A5/1

The A5/1 algorithm has these implementations:

The implementation is specified as an argument to the device. This makes it possible use different implementations concurrently. A practical application of this feature is during lookup, where the very last steps in the chain computation are handled by the sharedmem implementation, while the bulk of the chains are produced with the bitslice code.

NIVIDIA CUDA

implementationconcurrent chains per SMPnumber of A5/1 rounds per secondtotal number of rounds per second per SMP
bitslice2048680014M
bitslice24096450018M
bitslice3210241200012M
sharedmem256200005M

bitslice2 is only available on GT200 class GPUs and is the same as bitslice except that 2 times as many threads are started. The GT200 GPUs have twice as many registers per SMP. The bitslice32 variant uses 32bit wide slices which is the native hardware width of the shared memory and runs faster, because it does not have to do 64bit/32bit conversions.

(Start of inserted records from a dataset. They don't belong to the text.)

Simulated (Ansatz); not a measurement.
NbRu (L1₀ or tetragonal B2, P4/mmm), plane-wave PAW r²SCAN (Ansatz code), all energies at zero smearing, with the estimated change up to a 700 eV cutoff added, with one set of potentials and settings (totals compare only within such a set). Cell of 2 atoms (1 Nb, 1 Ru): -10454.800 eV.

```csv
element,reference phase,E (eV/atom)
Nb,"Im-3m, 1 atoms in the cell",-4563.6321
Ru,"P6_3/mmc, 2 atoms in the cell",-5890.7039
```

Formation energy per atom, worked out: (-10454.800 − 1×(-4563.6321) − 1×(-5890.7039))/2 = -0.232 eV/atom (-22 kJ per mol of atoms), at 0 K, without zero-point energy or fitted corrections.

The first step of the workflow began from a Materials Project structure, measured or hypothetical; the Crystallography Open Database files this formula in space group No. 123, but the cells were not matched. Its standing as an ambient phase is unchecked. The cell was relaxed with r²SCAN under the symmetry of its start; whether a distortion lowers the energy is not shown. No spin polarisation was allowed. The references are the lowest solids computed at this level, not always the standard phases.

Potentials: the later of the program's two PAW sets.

currently not maintained or for testing purposes only:

  • simple
  • mixedmem
  • interleaved

bitslice

uses a vertical arrangement of the data. This implementation achieves the highest throughput. These options are given to the device option: For example:

--device cuda:blocks=4:implementation=bitslice

blocks=integer
the number of blocks to use. should be the number of Streaming Multiprocessors (= 8 cores) for devices before Compute capability 1.0 and twice that number for more sophisticated hardware. Best value chosen automatically.
threads=integer
must be 128

simple (for testing only)

straightforward one bit at a time and very slow. do not use it.

sharedmem

uses the shared memory of the GPU. this is the fastest in terms of operations per second. These options can be given to the device option:

blocks=integer
number should be the number of SMPs
threads=integer
Defaults to 256. By changing this one can trade throughput for latency. Values should by multiples of 32.

mixedmem (deprecated)

uses both the shared memory and the global memory. this one is the fastest for a single block but suffers from memory bus shortage for any significant number of blocks.

interleaved (deprecated)

one can mix sharedmem and mixedmem, so that most cores use shared memory only and some use global memory too. this gives best improvements on cards with few cores, but also then there is not much room for improvement if you can speed up 25% of your cores by 25%. Currently not working.